Using Azure Databricks:
I can create a DLT table in python using
import dlt
import pyspark.sql.functions as fn
from pyspark.sql.types import StringType
@dlt.table(
name = "<<landingTable>>",
path = "<<storage path>>",
comment = "<< descriptive comment>>"
)
def landingTable():
jasConfig = "kafkashaded.org.apache.kafka.common.security.plain.PlainLoginModule required username='{}' password='{}';".format(confluentApiKey, confluentSecret)
binary_to_string = fn.udf(lambda x: str(int.from_bytes(x, byteorder='big')), StringType())
kafkaOptions = {
"kafka.bootstrap.servers": confluentBootstrapServers,
"kafka.security.protocol": "SASL_SSL",
"kafka.sasl.jaas.config": jasConfig,
"kafka.ssl.endpoint.identification.algorithm": "https",
"kafka.sasl.mechanism": "PLAIN",
"subscribe": confluentTopicName,
"startingOffsets": "earliest",
"failOnDataLoss": "false"
}
return (
spark
.readStream
.format("kafka")
.options(**kafkaOptions)
.load()
.withColumn('key', fn.col("key").cast(StringType()))

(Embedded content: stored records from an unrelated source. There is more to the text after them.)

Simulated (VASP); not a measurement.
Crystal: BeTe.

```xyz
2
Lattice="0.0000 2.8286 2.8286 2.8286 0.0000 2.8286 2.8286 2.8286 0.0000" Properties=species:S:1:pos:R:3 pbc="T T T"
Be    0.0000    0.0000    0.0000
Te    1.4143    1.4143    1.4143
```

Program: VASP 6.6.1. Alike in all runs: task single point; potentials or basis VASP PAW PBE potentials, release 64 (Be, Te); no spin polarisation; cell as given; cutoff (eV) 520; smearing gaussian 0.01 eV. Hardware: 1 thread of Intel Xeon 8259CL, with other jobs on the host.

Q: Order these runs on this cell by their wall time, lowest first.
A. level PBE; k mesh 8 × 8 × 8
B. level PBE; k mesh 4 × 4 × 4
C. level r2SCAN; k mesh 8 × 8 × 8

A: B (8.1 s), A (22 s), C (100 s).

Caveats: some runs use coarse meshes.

.withColumn('valueSchemaId', binary_to_string(fn.expr("substring(value, 2, 4)")))
.withColumn('avroValue', fn.expr("substring(value, 6, length(value)-5)"))
.select(
'topic',
'partition',
'offset',
'timestamp',
'timestampType',
'key',
'valueSchemaId',
'avroValue'
)
But not sure how progress:
- Ensure that the DLT table is INCREMENTAL / STREAMING
- Deserialize the AVRO from:
- Confluent Schema Registry Client
- avsc files in an Azure storage account
- hard coded in a python UDF
My current assumption is to store the raw avro messages in the Bronze/Landing STreamiung live table then use a streaming live view, with a python UDF, to perform the deserializtion.
Just not sure how to get there